The number of prisoner deaths in Iraq and Afghanistan known to be under U.S. investigation or already blamed on Americans stood at 14 on Wednesday.
The Army disclosed that it is conducting criminal investigations of 10 prisoner deaths in U.S. custody in Iraq and Afghanistan, plus another 10 abuse cases.
In addition, the deaths of two Iraqi prisoners already have been ruled homicides, the Army said Tuesday. In one case, a soldier was court-martialed, reduced in rank and discharged from the Army. In the other case, a CIA contract interrogator’s conduct has been referred to the Justice Department for criminal prosecution, the Army said.
Intelligence officials also have told NBC News that two other prisoner deaths are under investigation by the CIA’s Inspector General. An intelligence official told The Associated Press on Wednesday that one of the deaths took place at an Afghan prison near the Pakistan border in June 2003 and involved an independent contractor working for the CIA. The other death occurred at another, unspecified location in Iraq and involved a CIA interrogator, according to the officials, who spoke on condition of anonymity.
A dozen deaths under investigation
That means that in total, U.S. officials have acknowledged two prisoner deaths they consider to be homicides, and are investigating another 12 deaths.
Reuters on Tuesday reported that a total of 25 prisoner deaths have occurred in Iraq and Afghanistan, quoting an unidentified U.S. Army official as saying that 12 prisoners were found to have died either of natural or undetermined causes and one was ruled a justifiable homicide because it occurred while a prisoner was trying to escape. The vast majority of the deaths occurred in Iraq, not Afghanistan, according to the official, who did not provide an exact breakdown.
The official said that in the two murder cases, a soldier was found guilty in the U.S. military justice system of shooting a prisoner to death in September at a detention center in Iraq and that another prisoner was killed at the Abu Ghraib jail near Baghdad in November by a private contractor who worked as an interrogator for the CIA.
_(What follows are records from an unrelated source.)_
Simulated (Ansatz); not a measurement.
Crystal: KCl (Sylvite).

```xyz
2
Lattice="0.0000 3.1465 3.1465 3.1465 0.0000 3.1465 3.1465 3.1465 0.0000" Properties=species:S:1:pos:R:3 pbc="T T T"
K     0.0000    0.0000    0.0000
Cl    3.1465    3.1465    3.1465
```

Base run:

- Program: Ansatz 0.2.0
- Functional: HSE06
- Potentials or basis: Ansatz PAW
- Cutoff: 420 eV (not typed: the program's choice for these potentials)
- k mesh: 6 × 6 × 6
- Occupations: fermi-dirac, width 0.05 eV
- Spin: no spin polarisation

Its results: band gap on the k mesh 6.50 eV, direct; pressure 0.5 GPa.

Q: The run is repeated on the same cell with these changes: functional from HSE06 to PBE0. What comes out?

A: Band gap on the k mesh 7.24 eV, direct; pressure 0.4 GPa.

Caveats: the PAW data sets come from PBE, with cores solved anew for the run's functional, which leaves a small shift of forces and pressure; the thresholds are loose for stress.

The soldier was reduced in rank to private and thrown out of the service but did not serve any jail time, the official said. The official said that the soldier shot the prisoner after the prisoner had thrown rocks at the soldier and that the soldier was found to have used excessive force.
The official said that because the CIA contractor was not in the U.S. military, no legal action was taken because of lack of jurisdiction, but Army officials referred the case to the Justice Department for possible action. The official did not offer details of that killing.
10 abuse cases also probed
In addition, the official said 10 more abuse cases were being investigated, nine of them involving allegations of assault and the other involving allegations of sexual assault.
Senior military and Bush administration officials are bracing for broader investigations. “I expect that as these investigations track down all the possible leads that there will be more things that will need to be looked at very, very carefully,” Gen. Peter Pace, vice chairman of the Joint Chiefs of Staff, said Wednesday in an appearance on CBS’ “The Early Show.”
“As they chase the various elements, more people come forward with bits and pieces they think they might have and that leads you to look at other things,” Pace said. “So there will be more investigations. Where that will lead I don’t know.”
Other administration officials tried to assure the American public and the world that the abuse of prisoners at Abu Ghraib prison near Baghdad was an aberration, and that guilty parties would be dealt with swiftly and firmly. They listed a host of investigations under way, as members of Congress called for their own probe.